New York Times critic Neil Genzlinger:

“The film reawakens long-repudiated notions of white supremacy and such, but Mr. Roth is surely not trying to peddle them. He’s merely seeing if he can replicate the formula of the subgenre. And he does, fairly slickly, in fact. Is there some artistic reason for doing so? Not really.”

NPR critic Scott Tobias:

“‘The Green Inferno’ can easily be dismissed as juvenilia, both in its sneering rebuke of political correctness and in its zeal for unearthing a horror tradition that should have been laid to rest. The film embodies the paradox of Roth’s up-and-down career: It’s smart, savvy, and politically engaged in some respects, part of a proud tradition of culturally relevant American horror. But it’s also a repository of dumb pot and masturbation jokes, gratuitous nudity, and gore. Can’t always have it both ways.”

AV Club critic A.A. Dowd:

“Enjoying this rancid slab of red meat depends not just on an appetite for slop, but also a taste for sloppy leftovers. Like every one of the filmmaker’s prior features — ‘Cabin Fever,’ his two ‘Hostel’ movies, and ‘Aftershock’ (which he co-wrote and starred in, but didn’t direct) — ‘The Green Inferno’ sends a gaggle of boorish college kids out of their protective bubble of privilege, where certain doom awaits. The scenery in Roth’s movies may change, from the Deep South to Eastern Europe to Chile, but the warning remains the same: Stay where you belong, ugly Americans, or the world will eat you alive.”

Metro critic Matt Prigge:

“At one point a character, out of nowhere, and for reasons that are almost sort of explained, starts masturbating in the cage in front of everyone. One character gets a nasty case of diarrhea in close confines and with no available toilet. The part where one guy (Daryl Sabara) gets the cannibals high, only for it to backfire in a perhaps too easy way, almost gets a pass, if only because it’s such an obvious gag that almost certainly exists nowhere else in the cannibal movie canon.”

Vulture critic David Edelstein:

“Roth is a very deliberate fellow, and he has a real theme. The horror in ‘The Green Inferno’ unfolds amid lush, verdant settings, which puts it squarely in the American tradition of satirizing “civilized” writers and painters who celebrate an ecstatic spiritual oneness with nature. That tradition goes back at least as far as Melville’s ‘The Mast-Head’ chapter in ‘Moby-Dick,’ but Carl Hoffman’s recent history/travelogue ‘Savage Harvest’ underlines (more than once) the irony of Nelson Rockefeller and his ilk prizing “primitive” New Guinea art at the same time the artists were pulling out his son’s entrails and roasting his limbs.”
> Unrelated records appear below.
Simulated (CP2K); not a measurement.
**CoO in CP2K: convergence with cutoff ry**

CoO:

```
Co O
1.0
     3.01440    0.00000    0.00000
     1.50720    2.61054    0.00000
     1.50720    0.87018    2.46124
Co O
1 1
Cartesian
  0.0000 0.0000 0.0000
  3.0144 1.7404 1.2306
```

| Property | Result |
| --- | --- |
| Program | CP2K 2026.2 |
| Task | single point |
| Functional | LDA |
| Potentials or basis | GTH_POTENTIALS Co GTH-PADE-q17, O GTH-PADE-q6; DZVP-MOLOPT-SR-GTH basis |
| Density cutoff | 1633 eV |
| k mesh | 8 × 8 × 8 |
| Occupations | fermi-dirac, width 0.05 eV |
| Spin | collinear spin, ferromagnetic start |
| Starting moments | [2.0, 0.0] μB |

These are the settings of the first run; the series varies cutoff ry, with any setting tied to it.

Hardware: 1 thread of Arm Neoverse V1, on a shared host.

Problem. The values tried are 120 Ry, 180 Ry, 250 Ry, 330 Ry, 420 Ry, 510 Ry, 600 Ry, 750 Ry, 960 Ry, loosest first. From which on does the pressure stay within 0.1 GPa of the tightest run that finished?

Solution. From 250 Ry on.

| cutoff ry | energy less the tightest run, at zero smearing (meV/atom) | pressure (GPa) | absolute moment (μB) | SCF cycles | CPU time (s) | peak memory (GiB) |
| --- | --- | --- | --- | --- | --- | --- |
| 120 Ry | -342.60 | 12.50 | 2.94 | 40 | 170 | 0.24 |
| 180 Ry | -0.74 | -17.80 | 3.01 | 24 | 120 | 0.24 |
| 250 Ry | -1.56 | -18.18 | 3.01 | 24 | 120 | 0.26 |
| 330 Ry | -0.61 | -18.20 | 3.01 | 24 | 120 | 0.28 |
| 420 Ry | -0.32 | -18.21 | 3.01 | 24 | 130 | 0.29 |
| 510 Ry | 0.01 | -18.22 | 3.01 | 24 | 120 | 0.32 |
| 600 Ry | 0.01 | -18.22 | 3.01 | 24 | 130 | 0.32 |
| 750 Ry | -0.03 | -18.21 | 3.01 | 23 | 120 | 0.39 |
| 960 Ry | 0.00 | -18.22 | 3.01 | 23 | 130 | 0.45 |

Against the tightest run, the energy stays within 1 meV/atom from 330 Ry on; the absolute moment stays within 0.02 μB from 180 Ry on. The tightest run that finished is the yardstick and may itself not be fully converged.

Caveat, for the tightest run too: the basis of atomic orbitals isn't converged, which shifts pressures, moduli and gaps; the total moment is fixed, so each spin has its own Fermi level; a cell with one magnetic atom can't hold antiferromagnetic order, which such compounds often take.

Village Voice critic Michael Nordine:

“Funnier than it is scary and grosser than it is funny, ‘The Green Inferno’ features a number of early scenes that would appear to be setting us up for a slacker comedy … If this feels less sadistic than, say, either ‘Hostel’ movie, it also gives little reason to do anything more than roll your eyes when things go pear-shaped. There are a few clever moments throughout their ordeal — try not to laugh at how casually the tribeswomen chat while preparing a dead body for cooking — but not enough to elicit much goodwill.”

Globe and Mail critic Barry Hertz:

“Whatever criticism you want to throw at Roth, at least the director stays true to his singular, repulsive vision: His cannibals-gone-wild tale is a work of unrelenting and squishy terror. Guts are spilled, eyeballs are gouged and the threat of vaginal torture is waved around like Chekhov’s gun.”